Wednesday, February 7, 2007

Little Church on the Prairie

Yesterday I had lunch with a young woman who's been coming to our church pretty regularly. Her name is Jennifer, and she's opened her first chiropractic office here in town and is struggling to make a go of it. I thought it'd be fun to have lunch and get to know her a bit better.

We met at the Sportsmen's Bar and Grill, which is the kind of place that would delight my father, who is always looking for "native places" to eat and partake of the culture of a particular town. We try to keep him from gawking, or asking stupid questions! The Sportsmen's is a popular local bar, with the bar up front, and the big room in the back for people who just want to eat and not imbibe. In fact, if you don't want to walk through the bar, there is a separate door around the side of the building where you can walk in, seat yourself, and forget you're eating at a bar-- if that sort of thing bothers you.

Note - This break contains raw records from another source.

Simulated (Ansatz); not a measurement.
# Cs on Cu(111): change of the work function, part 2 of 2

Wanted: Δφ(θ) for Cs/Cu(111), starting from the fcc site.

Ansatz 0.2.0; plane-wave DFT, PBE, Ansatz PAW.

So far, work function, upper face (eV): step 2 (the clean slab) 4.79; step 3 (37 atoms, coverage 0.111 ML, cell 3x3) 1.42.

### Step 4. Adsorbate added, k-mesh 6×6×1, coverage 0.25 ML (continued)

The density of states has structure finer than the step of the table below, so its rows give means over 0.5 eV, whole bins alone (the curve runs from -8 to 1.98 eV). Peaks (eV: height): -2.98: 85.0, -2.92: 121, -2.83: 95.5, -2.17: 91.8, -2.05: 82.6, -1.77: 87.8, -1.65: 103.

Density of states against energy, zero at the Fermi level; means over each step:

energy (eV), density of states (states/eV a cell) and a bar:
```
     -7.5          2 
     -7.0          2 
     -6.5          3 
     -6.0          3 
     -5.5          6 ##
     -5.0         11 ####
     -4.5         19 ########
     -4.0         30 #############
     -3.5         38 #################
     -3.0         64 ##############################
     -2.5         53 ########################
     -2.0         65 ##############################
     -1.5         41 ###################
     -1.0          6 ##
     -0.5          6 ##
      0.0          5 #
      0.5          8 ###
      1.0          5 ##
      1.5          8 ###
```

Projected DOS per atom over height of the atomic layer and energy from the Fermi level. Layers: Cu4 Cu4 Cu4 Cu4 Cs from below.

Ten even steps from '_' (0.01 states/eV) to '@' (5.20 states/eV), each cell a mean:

Anway, I met Jennifer there for lunch. The Burger Basket special there is under $5, and you can get a chef salad for just over $5, that will fill you up the rest of the day and not even make you feel like you sacrificed much in avoiding trans-fat. In other words, it's a good place for a preacher and a just-starting-out chiropractor to have lunch. It doesn't dent the budget too badly.
As Jennifer and I got to talking over Diet Cokes, she mentioned that her grandmother died. I offered my polite condolences. She was 93, she said, and was in a nursing home. It was a shame, she mentioned, that her grandmother couldn't be buried out of her church, as it had closed many years ago. The cemetary, though, was still there, and if the present temperatures rose as forecasted, getting out to the cemetary on dirt roads could prove to be more than interesting. She had lived out in the middle of nowhere. Casually I asked, "where is nowhere?"

"A little area called New Virginia," she said, shrugging.

I nearly choked on my julienne ham.

When I recovered, I said, "I was the pastor who was there when the church closed! Who's your grandmother?"
She laughed as she told me Charlotte Peterson.

Dear God.
The year I graduated from seminary in Kansas City, Missouri, I was appointed to a three-point charge in South Central Nebraska. Guide Rock, Cowles, and New Virginia. The New Virginia Church was a little white church literally out in the middle of nowhere. Seven miles out a dirt road. There were only ten members left there, but they all came once a month sometime after noon. When I was finished with worship at the Guide Rock UMC, I headed out into the wilderness to New Virginia for a potluck dinner that was set out on a board across the back seats of the little church. The women brought in jugs of water, as there was no plumbing in the church-- something I assumed quickly when I saw the two outhouses out back, one for men, one for women. The day Larry and I drove out there to check out the church before I started there, it was a typical windy Nebraska summer day. There was nothing out there to stop the wind, the church was on a slight hill of wide-open prairie. I remember you could hardly open the car door without it blowing back closed.

The first day I preached at New Virginia, it had rained two inches the night before. I was driving my F150 rear-wheel drive pick up truck at the time, and for 7 miles I clutched the steering wheel, trying to keep the truck on the muddy, soupy dirt road. My stepson Michael, who was then 13, was with me, enjoying my intense effort not to say any cuss words out loud. When I finally pulled up to the church, the 5 men of the church stood on the front porch of the little white clapboard church. Wayne, the youngest of them at 69, chuckled.
"Normally," he said, "when it rains 2 inches we cancel church because of the mud. But we all wanted to see this New Jersey preacher drive her pick up truck out our road!" They all laughed. I smiled a tense smile.
Michael spoke up. "Oh, she's willing to drive in any kind of conditions!" he volunteered.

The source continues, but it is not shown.